The Islamic State released a new propaganda video Tuesday featuring captured British journalist John Cantlie in the ISIS-controlled city of Mosul, Iraq.
The three-minute video features 45-year-old Cantlie standing in front of the decimated remains of Mosul University, which was bombed by U.S. forces after military intelligence reported the building was being used by ISIS for its headquarters.
The video, released by the terror group’s media arm, the Amaq news agency, is the twelfth release featuring Cantlie, who was kidnapped in 2012 alongside the late American journalist James Foley in Syria.

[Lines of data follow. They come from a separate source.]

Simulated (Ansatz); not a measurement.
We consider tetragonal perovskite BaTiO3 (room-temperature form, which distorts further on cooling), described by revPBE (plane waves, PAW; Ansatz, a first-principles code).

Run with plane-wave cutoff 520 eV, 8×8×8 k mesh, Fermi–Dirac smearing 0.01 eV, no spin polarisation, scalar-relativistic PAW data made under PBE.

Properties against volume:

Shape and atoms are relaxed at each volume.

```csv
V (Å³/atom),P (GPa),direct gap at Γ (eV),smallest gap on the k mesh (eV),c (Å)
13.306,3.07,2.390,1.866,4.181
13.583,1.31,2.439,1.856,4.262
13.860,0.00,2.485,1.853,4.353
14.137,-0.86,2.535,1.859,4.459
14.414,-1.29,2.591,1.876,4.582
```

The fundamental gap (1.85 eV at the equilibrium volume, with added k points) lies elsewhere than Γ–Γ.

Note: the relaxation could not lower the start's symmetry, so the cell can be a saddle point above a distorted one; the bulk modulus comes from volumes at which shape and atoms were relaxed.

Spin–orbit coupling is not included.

"Mosul University was the finest and biggest university in all of Iraq. Now if it was a military hub or if it was a weapons cache or if it was being used as a training ground by the mujahideen, perhaps you could understand," Cantile said, facing the camera. "But it was simply Mosul’s and in fact Iraq’s finest university, now reduced to a huge pile of rubble."
The final scenes of the video show Cantlie in Mosul’s central business district while residents ostensibly shop for Eid al-Fiter, the celebration at the end of Ramadan. The Washington Post noted that the timing could raise hopes that Cantlie is still alive.
Cantlie worked for the U.K.-based Daily Telegraph before his capture.
ISIS captured Mosul, Iraq’s second largest city, in June 2014. The U.S. military is collaborating with Iraqi forces to ready an offense aimed at retaking the city after a series of recent advances by the international coalition against ISIS. Mosul serves as the jihadist group’s de facto capital inside Iraq.